I invited a friend who is an academic at a US college to write a guest piece for you about what woke universities are like from the inside. Enjoy and please share if you do!
A lot has been written about how universities are too “woke”, often focusing on the most sensational stories, like people getting suspended for saying a Chinese word in a lecture on…(gasp)...communicating in Chinese, or the students (and some faculty) chanting Hamas talking points and explaining how they are an extension of “queer feminist” epistemology (because we all know how much Hamas loves queers and women), or Halloween costumes and their discontents. These stories are risible and worth telling, and don’t get me wrong, I could share a few of my own.
But let me share an inside account of what I think is far worse, and far less appreciated, about woke academia: it is driving some of its best faculty, students, and staff to the exits. Since 2020, my department has lost roughly a third of its faculty members. I have had conversations with numerous top staffers who are leaving or actively planning to leave. Enrollment is crashing nationally, especially among young men who increasingly reject woke politics. In most cases, people aren’t leaving because of cancellation threats, or antisemitism, or sillier things like Halloween costume controversies. My university is actually pretty good on free speech, and hasn’t had too much antisemitism, aside from one incident that resolved quickly.

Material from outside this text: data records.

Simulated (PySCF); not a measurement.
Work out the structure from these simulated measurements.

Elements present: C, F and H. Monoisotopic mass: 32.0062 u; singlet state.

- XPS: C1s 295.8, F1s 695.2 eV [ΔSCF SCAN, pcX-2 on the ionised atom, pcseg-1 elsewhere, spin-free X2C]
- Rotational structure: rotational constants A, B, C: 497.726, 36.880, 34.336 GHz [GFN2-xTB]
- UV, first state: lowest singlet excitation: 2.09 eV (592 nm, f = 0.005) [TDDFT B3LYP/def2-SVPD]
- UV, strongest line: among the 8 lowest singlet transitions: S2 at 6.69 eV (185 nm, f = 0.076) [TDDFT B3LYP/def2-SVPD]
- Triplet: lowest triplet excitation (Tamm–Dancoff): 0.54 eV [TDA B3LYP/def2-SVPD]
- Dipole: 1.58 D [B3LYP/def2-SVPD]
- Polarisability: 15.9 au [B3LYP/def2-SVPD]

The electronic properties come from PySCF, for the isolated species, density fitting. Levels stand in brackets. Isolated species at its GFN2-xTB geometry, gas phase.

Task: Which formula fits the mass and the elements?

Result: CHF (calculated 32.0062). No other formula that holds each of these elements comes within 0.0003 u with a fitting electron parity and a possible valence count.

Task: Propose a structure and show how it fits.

Instead, people are leaving because woke universities have become demoralizing to work and learn at, on a day-to-day basis. They’re demoralizing for three reasons.
First, they’re not serious. For example, a top staffer was telling me the other day about a campus-level outreach strategy meeting, where on the subject of how to recruit more students of color, one of the main talking points in the room was that there wasn’t even a point in trying to recruit more students of color until the campus works on its racism (in vague, undefined ways). In contrast, a few days later, we visited a much poorer regional school. They were situated in a conservative part of the state, and so did not talk about DEI. Instead, their outreach strategy for recruiting disadvantaged students included keeping costs down, adding degree programs in skilled trades, emphasizing shared unifying values like love, humility and courage, and sending their president to disadvantaged schools to tell students about these initiatives and values. Their enrollment from disadvantaged parts of the state has skyrocketed, they told us. It’s not actually that hard, if you’re serious.
Second, the Emperor is naked. In other words, you have to pretend to not see obvious things. Basically, universities all decided ten years ago that ending bigotry and promoting emotional well-being were their two most important strategic objectives. Then, they put some of the most bigoted and emotionally unwell people on campus in charge. For example, a faculty member and graduate student created an “anti-racism” training module after George Floyd, which the campus recommended to everyone. In one of the first videos of the module, one the trainers said he used to physically assault white people who offended him, but “white supremacy culture” made him stop. More gravely, mounting evidence suggests that the ideologies universities push--often in the name of wellness and belonging--are actually making young people unwell and isolated.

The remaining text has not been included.